Thrift
A Teacher writes us from Texas:
Now that prices are on the decline and there is a consequent rise in the value of money, it occurs to me that this is an opportune time to start a national thrift movement among our people.
Such a note should be sounded by our newspapers, magazines and periodicals of every kind. The preacher should proclaim it from the pulpit; the teacher from the lecture platform. It ought to be the watchword of every household.
To have such a movement suggested by you in The Crisis, I think, would be timely and fruitful.
This is a wise word. During the last five years American Negroes have handled more money than in the preceding twenty years. With it they have bought millions of dollars’ worth of property and invested other millions in business, insurance and education. But for every dollar thus wisely used, five dollars have been foolishly wasted.
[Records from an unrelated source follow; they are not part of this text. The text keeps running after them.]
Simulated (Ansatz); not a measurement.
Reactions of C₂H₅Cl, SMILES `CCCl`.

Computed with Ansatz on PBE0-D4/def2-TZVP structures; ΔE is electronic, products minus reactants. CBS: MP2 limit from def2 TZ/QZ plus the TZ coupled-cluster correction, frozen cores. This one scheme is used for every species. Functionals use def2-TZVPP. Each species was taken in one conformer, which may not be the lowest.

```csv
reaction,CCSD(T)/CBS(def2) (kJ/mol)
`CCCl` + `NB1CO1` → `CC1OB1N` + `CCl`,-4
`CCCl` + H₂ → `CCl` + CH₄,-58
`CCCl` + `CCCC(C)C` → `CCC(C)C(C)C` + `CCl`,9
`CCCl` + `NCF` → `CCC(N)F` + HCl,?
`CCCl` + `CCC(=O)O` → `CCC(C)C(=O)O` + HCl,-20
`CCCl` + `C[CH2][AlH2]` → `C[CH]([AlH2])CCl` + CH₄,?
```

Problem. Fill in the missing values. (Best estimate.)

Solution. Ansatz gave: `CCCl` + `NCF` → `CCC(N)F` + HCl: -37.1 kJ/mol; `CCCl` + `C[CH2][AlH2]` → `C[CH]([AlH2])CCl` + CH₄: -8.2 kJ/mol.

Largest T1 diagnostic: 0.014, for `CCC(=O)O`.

We are not of those who decry the extravagance of the poor and see economic salvation in the luxury of the rich. Waste is waste whether in Harlem or on Fifth Avenue or in the poppy fields of Flanders, and the antidote for waste is not miserliness but wise expenditure.
Now, wise expenditure for Negroes today includes not simply good homes but good bank accounts. Money is rising in value. A dollar saved today means much more than a dollar tomorrow. We need to earn and control capital. All poor folk need to save and learn how to control capital. The capital which is today ruling the world is not the capital of the rich—it is the capital of the middle class and poor. The control of it is in the hands of the rich and that is the reason they are rich. The control must through democratic methods gradually shift to the hands of masses as the masses are taught or teach themselves the science of capitalistic production.
But the anger of the poor against those who control wealth must not, as it so often does, become anger against wealth. The world needs and must have capital if present culture is to be maintained. The Negro race needs and needs desperately larger and larger amounts of capital for its emancipation. While then we strive to learn to control capital, we must simultaneously strive to save it.
Thrift, saving, care and foresight are the watchwords for black folk today as never before. We are not going to be saved by high-powered automobiles and sables but rather by the canny savings balance, the wise investment, and the wide surplus of income over expense.
Much of what we save is thus put into the control of our white enemies. There are white banks in Texas, in Atlanta and in black Harlem that with millions of Negro money would sooner lend to the devil than to a Negro business enterprise. But the race is not to the swift nor the battle to the strong: our business enterprise is rising and thriving and it is a democratic business and not an oligarchy of millionaires. We are gradually learning as a race to control capital and therein lies salvation for us and the Poor. But to control capital there must be capital to control: Save then, brothers,—save and invest. Remember Poor Richard, how he said:
“A penny saved is a penny earned.”
“Waste not, want not.”
“Plough deep while sluggards sleep.”
“Remember that time is money.”
“A man may, if he knows not how to save as he gets, keep his nose to the grindstone.”
“It is hard for an empty bag to stand upright.”